Durban - Africa’s largest suspension bridge and its link roads are under construction in Mozambique in a massive project by the Mozambican and Chinese governments.
The bridge, which will cross Maputo Bay, will cut the driving time from the border with KwaZulu-Natal to Maputo by about four hours.
Basilio Nzunga, a civil and structural engineer with the project, said the bridge would span 680m and stand 60m above sea level. With two lanes in both directions, it would link Maputo to Katembe across the Bay of Maputo and adjoining roads to the border town of Ponto de Ouro.
Nzunga said the project would create 1 500 jobs for mostly Mozambicans over the next two years. Construction began in June last year and was due to be completed in December 2017.
Ferries currently carry people and goods across the bay with the alternative, of driving around, taking hours. Roads to South Africa were at present only accessible by 4x4, but will be upgraded as part of the project.
Nzunga was making a presentation of the R9.8 billion project to delegates in Maputo for the East3Route, a trade and tourism expedition between Mozambique, KwaZulu-Natal, Swaziland and the Seychelles this week.
KZN MEC for Economic Development and Tourism, Mike Mabuyakhulu, said he was thrilled by the project saying the bad condition of the road connecting the province’s northern most town of Kosi Bay and Ponto de Ouro in Mozambique was an issue they had raised on the first East3Route expedition five years ago.
With hundreds of thousands of people travelling between the two countries through border gates in KwaZulu-Natal every month, the bridge and linking roads would have a great impact on tourism said chief executive of KZN Tourism, Ndabo Khoza.
“The drive from Maputo to Kosi Bay is 90km but, because the roads are so bad, it takes up to six hours by 4x4, this project will cut that considerably. This will mean easier access not only for tourism but for trade as well,” he said.
There were also plans to upgrade the border gate.
Mabuyakhulu said he was grateful to the Mozambican government for the gesture of goodwill.
He said the bridge and linking roads was a perfect example of the successes of neighbouring countries working together.

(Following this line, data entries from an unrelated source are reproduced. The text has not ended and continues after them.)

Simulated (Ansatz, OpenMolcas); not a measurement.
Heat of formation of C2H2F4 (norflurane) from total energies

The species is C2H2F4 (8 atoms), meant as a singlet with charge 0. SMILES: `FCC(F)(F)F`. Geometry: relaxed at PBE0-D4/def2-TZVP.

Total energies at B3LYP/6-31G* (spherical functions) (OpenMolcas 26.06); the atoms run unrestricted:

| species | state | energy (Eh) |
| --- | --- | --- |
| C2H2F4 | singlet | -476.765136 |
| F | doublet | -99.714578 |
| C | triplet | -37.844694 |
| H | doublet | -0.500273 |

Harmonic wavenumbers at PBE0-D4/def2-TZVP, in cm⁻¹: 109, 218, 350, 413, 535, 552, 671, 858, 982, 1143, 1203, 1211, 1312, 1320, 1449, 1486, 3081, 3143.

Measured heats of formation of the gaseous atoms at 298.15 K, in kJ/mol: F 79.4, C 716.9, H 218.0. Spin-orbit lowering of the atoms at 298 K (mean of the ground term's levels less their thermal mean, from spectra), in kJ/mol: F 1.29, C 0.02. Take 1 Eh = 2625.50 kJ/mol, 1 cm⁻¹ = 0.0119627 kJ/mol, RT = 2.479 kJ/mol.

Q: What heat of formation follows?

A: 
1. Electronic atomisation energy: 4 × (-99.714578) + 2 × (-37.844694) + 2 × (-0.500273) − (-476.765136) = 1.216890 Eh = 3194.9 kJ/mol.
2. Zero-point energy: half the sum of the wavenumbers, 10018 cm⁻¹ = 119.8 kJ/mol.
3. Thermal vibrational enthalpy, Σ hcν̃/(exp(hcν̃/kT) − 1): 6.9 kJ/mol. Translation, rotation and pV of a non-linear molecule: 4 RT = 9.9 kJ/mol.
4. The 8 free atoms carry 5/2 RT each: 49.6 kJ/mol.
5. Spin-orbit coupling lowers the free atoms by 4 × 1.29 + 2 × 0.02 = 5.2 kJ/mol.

“This is truly one of the tangible legacy projects of the East3Route. It will make it possible for one to have breakfast in Durban, lunch in Mbabane (Swaziland) and dinner in Maputo.”
Mabuyakhulu said this project was part of the realisation of the integration of the south east African region, moving the idea of the Lubombo Spatial Development Initiative from an idea to a practice.
The initiative is a cross-border project to develop the area shared by South Africa, Mozambique and Swaziland.